First published in 1912, Theodore Dreiser's third novel, The Financier, captures the ruthlessness and sparkle of the Gilded Age alongside the charismatic amorality of the power brokers and bankers of the mid-nineteenth century. This volume is the first modern edition of The Financier to draw on the uncorrected page proofs of the original 1912 version, which established Dreiser as a master of the American business novel. The novel was the first volume of Dreiser’s Trilogy of Desire, also known as the Cowperwood Trilogy, which includes The Titan (1914) and The Stoic (1947).

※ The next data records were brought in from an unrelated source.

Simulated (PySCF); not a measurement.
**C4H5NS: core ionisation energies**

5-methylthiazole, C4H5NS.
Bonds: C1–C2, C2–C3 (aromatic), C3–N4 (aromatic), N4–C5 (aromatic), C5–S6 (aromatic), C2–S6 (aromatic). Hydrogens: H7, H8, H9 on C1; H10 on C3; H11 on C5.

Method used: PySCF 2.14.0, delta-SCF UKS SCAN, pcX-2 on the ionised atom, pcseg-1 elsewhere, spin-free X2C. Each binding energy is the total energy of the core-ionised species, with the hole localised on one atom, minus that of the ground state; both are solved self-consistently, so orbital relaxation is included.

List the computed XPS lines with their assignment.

Dreiser laboriously researched the business practices and personal exploits of real-life robber baron Charles Yerkes to narrate Frank Algernon Cowperwood's early career in The Financier, which explores the unscrupulous world of finance from the Civil War through the panic incited by the 1871 Chicago fire. In 1927, the monumental novel reappeared in a radically revised version for which Dreiser, notorious for lengthy novels, agreed to cut more than two hundred and seventy pages. This revised version became the most familiar, reprinted by publishers and studied by scholars for decades.

For this new edition, Roark Mulligan meticulously reviewed earlier versions of the novel and its publication history, including the last-minute removal of paragraphs, pages, and even whole chapters from the 1912 edition, cuts based mainly on the advice of H. L. Mencken. The restored text better matches Dreiser's original vision for the work. More than three hundred additional pages not available to modern readers--including those cut from the 1927 edition and more than seventy hastily removed from the manuscript just days before publication in 1912--more effectively establish characterization and motivation. Restored passages dedicated to the internal thoughts of major and minor characters bring a softer dimension to a novel primarily celebrated for its realistic attention to the cold external world of finance.

Mulligan's historical commentary reveals new insights into Dreiser's creative practices and how his business knowledge shaped The Financier. This supplemental material considers the novel's place within the tradition of American business novels and its reflections on the scandalous business practices of the robber baron era.